I published a few more numbers after talking to Stack, Elliott, and Todd
(thanks guys). It's the same link BTW.
First, it's interesting that the block cache is slower than direct access
without CRC to the OS buffer. One thing is that the latter still stores the
meta blocks in the BC, so you're still hitting it. So I ran a "pure" OS
buffer + SRC + no CRC test, so the BC is completely disabled, and, well,
turns out that it's slower than the pure BC test. Interesting!
Second, we thought that the BC might scale badly with a lot of blocks so I
tried swapping our concurrent hash map with Cliff Click's drop-in
replacement. Turns out that it is slower than the java CHM at that scale (8
threads hitting 9 machines). I did also a test with 80 threads but it was
still slower (4.2ms for Cliff Click VS 3.8ms for Java).
Third, I ran a test with checksumming inside HBase with OS buffer + SCR and
disabled HDFS checksumming. Keep in mind that HBase uses PureCRC32 whereas
HDFS will use faster native SSE4 calls. The result is that it was about
300us faster to checksum in HBase even if the checksumming itself is
slower. Less OS calls means much greater speed?
It seems to me that people running in production with a Hadoop version that
has PureCRC32 (Hadoop 1.1.x, 2.0) will benefit from using HBase checksums.
We also agreed that all those numbers can be improved. HBase could use the
native checksumming for example. The block cache could also be profiled.

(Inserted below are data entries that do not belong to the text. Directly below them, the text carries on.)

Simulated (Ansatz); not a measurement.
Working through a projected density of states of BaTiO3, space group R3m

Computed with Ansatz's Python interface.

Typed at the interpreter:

Anyone interested in the above might want to do micro benchmarks instead of
the macro testing I did to understand what exactly needs improving.
On Wed, Apr 24, 2013 at 6:01 PM, Jean-Daniel Cryans <[EMAIL PROTECTED]>wrote:
> Hey guys,
> I did a little benchmarking to see what kind of numbers we get from the
> block cache and the OS cache. Please see:
> Hopefully it gives you some ballpark numbers for further discussion.